This crank is a thick bodied, flat-sided squarebill and is designed to be cranked in all situations and not get hung up in cover. The Echo is reported to have some unique features that may give you the edge when cranking for fish.

During a recent trip, our team interviewed lure designer, Brian Branum, and we got some first hand information about the development of the Echo. Click on the video to check it out.

Squarebill Crankbait Features:

Made in the USA. The Echo 1.75 is the only squarebill introduced in 2015 that is being mass produced in the U.S.A.

Transparent Holographic XL Eyes. The Extra-Large eyes of the ECHO are not only big, but they are made up of a transparent, holographic material. The make-up of the eye allows it to take on the colors around it and then reflect those colors back. This provides for a naturalized look of the lure.

Full bodied sound with a low-knock & high-rattle. Most squarebills on the market today are either silent or have a weak, singular pitch. The Echo features dual chambered bio-acoustics. On a slow retrieve the Echo hits a low-pitch knock, but when you rip it free from grass or speed up the retrieve slightly the high-pitch rattle chamber prevails.

Flat-sided design. Most flat-sided crankbaits are skinny with a tight action. The Echo 1.75 is not. The Echo is very thick for a flat-sided crank. By design, the fat, flat-sided body kicks extremely hard in the water. It feels like a ChatterBait tied on your line.

Other features:

    • Strategic line-tie placement; better through grass
    • Square lipped
    • Mustad triple grip treble hooks
    • Different sized rattles providing different frequencies depending on lure angle
    • Length 2-1/2″, Weight 2/3-oz, Diving depth 2 to 3-ft
    • 15 colors available
Echo 1.75 squarebill crankbait

We got to try a selection of the Echo squarebill cranks; the design was intriguing.

Pros

One of the things that our team really liked was the pedigree of this crank. It is developed by well known lure designer and engineer,Brian Branum, and it is from Bill Lewis Outdoors. Both are as American as it gets. When you buy this bait, you know you are getting a lure from a company that has really put some time and effort into getting it right. This lure has been in development for a long time and gone through countless redesigns which makes me a little more confident in it.

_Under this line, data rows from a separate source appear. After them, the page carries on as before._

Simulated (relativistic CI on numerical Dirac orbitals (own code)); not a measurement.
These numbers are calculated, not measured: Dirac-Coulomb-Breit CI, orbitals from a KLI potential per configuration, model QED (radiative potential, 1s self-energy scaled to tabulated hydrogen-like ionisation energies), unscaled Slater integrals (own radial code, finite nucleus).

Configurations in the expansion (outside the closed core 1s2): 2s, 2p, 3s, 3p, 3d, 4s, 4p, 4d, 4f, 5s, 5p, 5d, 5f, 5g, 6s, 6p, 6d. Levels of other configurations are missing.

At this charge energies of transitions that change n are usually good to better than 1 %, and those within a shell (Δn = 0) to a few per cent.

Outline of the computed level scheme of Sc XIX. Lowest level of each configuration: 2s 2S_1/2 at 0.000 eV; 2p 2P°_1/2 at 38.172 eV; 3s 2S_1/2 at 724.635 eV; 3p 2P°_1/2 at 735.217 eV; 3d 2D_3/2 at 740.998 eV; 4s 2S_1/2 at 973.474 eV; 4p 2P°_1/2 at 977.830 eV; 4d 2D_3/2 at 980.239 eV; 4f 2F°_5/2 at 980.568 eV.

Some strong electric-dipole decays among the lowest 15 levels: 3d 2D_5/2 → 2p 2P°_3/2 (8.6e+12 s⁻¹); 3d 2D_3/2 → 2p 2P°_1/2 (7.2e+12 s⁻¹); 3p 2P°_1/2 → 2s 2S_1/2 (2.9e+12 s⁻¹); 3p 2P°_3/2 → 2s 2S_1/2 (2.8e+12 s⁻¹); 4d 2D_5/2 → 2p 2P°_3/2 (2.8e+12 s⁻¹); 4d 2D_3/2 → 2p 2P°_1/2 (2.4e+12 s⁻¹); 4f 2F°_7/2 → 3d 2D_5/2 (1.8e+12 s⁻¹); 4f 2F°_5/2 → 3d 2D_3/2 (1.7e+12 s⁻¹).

Right out of the box the Echo feels good and looks great. With 15 colors to choose from, the Echo is definitely not lacking in choices for anglers either. I liked the hooks and line tie on the crank as well. The quality is reminiscent of the Rat-L-Trap, and that’s a good thing.

I found the design intriguing and was really eager to get this bait out on the water. This flat-sided, square-lipped crank was just begging to be thrown into some laydowns! I feel like the rattles inside, although not unique, need to also be listed as a pro in this review. After interviewing the designer and getting a very detailed description of how the frequency changes in the Echo, I really think that it sets this crank apart from other similar baits.

Price is also a pro with the Echo. All models are a reasonable $6.49 USD and are available pretty much everywhere. Bill Lewis Outdoors has been around a long time, so their distribution is amazing. Finding the Echo at your local tackle shop should be easy. You can also check them out on Tacklewarehouse HERE. I have listed price as a pro because the Echo is really priced well and comes in at or below other manufactures price points for similar lures.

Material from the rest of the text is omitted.